Equity,
Thanks for taking the time to respond the way you did. My logic behind the ing or verb, is that when it has to do with some sort of occupation, hobby, or service, it can serve well as an effective "poor mans substitute" to the root word and still work, especially when in virtually every case the root word or noun is a premium name that cost way more then $25 per year to register. These are all words I have acquired ending in ING so far:
adopting
animating
communicating
cooling
detailing
developing
digitizing
distributing
domaining
joking
phonecasting
moviemaking
photographing
preaching
sending
televising
towing
tubing
linking
walking
canoeing
planting
Now I'm not claiming that entire list above are winners but in almost every case .TV was the only TLD left to register. Now to me when you have a verb that describes something, has decent search results and can have a dedicated channel, it seems worth the $25 fee to me to take a flyer on it. In some cased I plan on developing myself. The premium factor is big part of these buys as well. Granted, when someone is going to pay big money to have a tow.tv, when I can have towing.tv for $25 and still have the word "towing" with a OVT of 268,883 How can I pass that up? Now most OVT aren't close to that high, but my point is that If 25% of the list above hits, then they pay for all the others.

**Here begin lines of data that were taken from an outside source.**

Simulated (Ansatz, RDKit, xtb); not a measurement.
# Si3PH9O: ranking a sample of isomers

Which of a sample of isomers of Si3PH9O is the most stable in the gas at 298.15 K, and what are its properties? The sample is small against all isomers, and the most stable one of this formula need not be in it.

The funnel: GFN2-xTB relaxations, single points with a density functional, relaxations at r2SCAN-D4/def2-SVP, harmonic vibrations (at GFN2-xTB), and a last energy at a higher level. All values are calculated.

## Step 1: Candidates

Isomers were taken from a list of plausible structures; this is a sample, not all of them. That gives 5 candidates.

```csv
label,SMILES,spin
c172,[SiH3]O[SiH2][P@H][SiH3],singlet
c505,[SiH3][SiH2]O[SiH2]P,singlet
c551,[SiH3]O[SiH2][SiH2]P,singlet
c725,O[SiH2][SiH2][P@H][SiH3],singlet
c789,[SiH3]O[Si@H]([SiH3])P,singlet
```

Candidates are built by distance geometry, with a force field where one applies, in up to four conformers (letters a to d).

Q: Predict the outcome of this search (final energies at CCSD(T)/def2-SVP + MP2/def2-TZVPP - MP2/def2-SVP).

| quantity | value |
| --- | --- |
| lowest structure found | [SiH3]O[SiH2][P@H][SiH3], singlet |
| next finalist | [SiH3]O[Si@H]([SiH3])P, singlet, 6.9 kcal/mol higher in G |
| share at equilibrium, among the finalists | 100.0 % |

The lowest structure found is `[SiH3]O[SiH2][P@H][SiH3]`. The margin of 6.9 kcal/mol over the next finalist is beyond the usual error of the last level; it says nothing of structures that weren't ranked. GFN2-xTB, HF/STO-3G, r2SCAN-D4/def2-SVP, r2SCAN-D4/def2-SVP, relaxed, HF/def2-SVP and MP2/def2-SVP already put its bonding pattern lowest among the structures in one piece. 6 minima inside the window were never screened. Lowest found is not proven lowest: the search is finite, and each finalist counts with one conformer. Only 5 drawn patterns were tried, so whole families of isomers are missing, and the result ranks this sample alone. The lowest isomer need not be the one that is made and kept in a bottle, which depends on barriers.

Is my logic wrong? Don't get me wrong, i do have a number or nouns in my portfolio and agree that they are the most valuable in many cases, but what if the noun is a premium? To me the verb works good in this case, especially with the .TV TLD and that fact that you are describing the content on the channel in a single and rare single word from the standpoint that all others are taken for basic registration fee.
As far as the "ed" ending i agree for the most part except in cases where you develop. I think broadcasted was worth the flier because it is a word that describes the essence of what the .TV tld is about and lends itself well to development.
Please slam my way of thinking if you do not agree.